09 July, 2007

In praise of skipping

I came across these compact editions recently in Waterstones and I find them incredibly depressing, as does John Mullan in the Guardian.

There's a lot of tutting around about dumbing down: Jenny Diski's post on her blog seems pretty typical of this - but I can sympathise to a certain extent with people who might be drawn to shortened editions of the classics. What I think is a real shame, though - I meant to write to the Guardian Review in response to Mullan's article but didn't get around to it - is that children are not taught at school that it's ok to skip parts of books.

There are plenty of books, from trashy junk to heavy classics, that I haven't read every word of - I'd actually be surprised if any prolific readers have read every word of every book - but it's possible to enjoy a book and get an enormous amount out of it while still skipping the parts that don't grab you. And I suspect that it's literature teaching which focuses with squinty-eyed concentration on covering the entire text which makes people feel that skipping is cheating. But a book is a permanent, solid thing: it will always be there for you. I loved Les Misérables, and bits of it stay with me incredibly vividly, but the lengthy recreations of the Battle of Waterloo didn't hold my attention. If I ever feel I want to read them in more detail, the book is there, on my shelf. If it's not on my shelf, it's in the library.

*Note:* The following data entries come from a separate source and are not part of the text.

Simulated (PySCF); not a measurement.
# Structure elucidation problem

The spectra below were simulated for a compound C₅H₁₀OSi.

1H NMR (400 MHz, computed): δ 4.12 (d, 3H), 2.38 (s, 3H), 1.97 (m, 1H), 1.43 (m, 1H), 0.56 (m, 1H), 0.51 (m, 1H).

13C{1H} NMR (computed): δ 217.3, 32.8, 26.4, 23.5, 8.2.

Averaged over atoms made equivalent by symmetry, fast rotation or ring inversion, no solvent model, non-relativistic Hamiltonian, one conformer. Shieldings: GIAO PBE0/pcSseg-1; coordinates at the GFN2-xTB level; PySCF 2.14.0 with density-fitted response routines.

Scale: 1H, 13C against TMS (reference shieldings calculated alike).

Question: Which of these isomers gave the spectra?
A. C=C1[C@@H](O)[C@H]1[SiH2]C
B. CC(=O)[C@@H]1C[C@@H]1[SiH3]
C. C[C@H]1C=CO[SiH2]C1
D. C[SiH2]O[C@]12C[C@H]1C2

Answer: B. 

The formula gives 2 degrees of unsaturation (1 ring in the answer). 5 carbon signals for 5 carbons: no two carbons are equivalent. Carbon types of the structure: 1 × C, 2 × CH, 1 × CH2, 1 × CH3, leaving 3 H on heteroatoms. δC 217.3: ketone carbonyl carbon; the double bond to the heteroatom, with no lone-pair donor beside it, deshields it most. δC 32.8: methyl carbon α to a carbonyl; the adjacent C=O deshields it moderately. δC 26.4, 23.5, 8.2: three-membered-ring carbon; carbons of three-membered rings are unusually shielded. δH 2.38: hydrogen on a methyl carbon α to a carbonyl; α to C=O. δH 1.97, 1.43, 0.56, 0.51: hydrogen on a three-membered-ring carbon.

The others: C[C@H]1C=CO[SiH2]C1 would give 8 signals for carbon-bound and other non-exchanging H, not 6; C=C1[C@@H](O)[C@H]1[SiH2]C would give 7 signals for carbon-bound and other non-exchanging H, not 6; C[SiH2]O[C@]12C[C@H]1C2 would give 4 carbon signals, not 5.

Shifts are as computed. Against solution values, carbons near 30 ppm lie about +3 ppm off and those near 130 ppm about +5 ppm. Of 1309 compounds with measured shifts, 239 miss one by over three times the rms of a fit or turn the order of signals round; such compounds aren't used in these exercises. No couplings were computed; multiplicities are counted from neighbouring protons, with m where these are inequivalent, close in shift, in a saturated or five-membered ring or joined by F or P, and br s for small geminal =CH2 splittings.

I wrote earlier in the year about Daniel Pennac and his rights of the reader - he writes very well on the way that the joy of reading is removed from literature lessons. I recommend his book to anyone who's thinking about reading and the joy of reading - he writes so clearly and with such humour.

What the 'compact editions' do is prevent the reader from choosing for him or herself which bits to read and which bits to skip, and it's this that I find depressing. Rather than reading a book which is specifically designated and marketed as 'easier' that the real thing, it's a shame that people aren't given the confidence in the first place to read what they truly want to read, while still feeling able to expand their horizons. I like very much Doris Lessing's advice to readers in the introduction to The golden notebook:

There is only one way to read, which is to browse in libraries and bookshops, picking up books that attract you, reading only those, dropping them when they bore you, skipping them when they drag - and never, never reading anything because you feel you ought... Remember that the book which bores you when you are twenty or thirty will open doors for you when you are forty or fifty - and vice versa. Don't read a book out of its right time for you.

I don't always read like this, but it's splendid advice in principle, I think.

3 comments:

Phil said...

I always read every word of every book (if I finish it) I can't skip - if I do then that means I've given up on a book and I might as well move onto something I'll enjoy better.

woodscolt said...

Don't you ever find that you enjoy some parts of a book enough to want to keep reading, but not others?

Phil said...

Yes, but I carry on. I can't make a complete judgement on a book if I've only had the patience to read the good bits.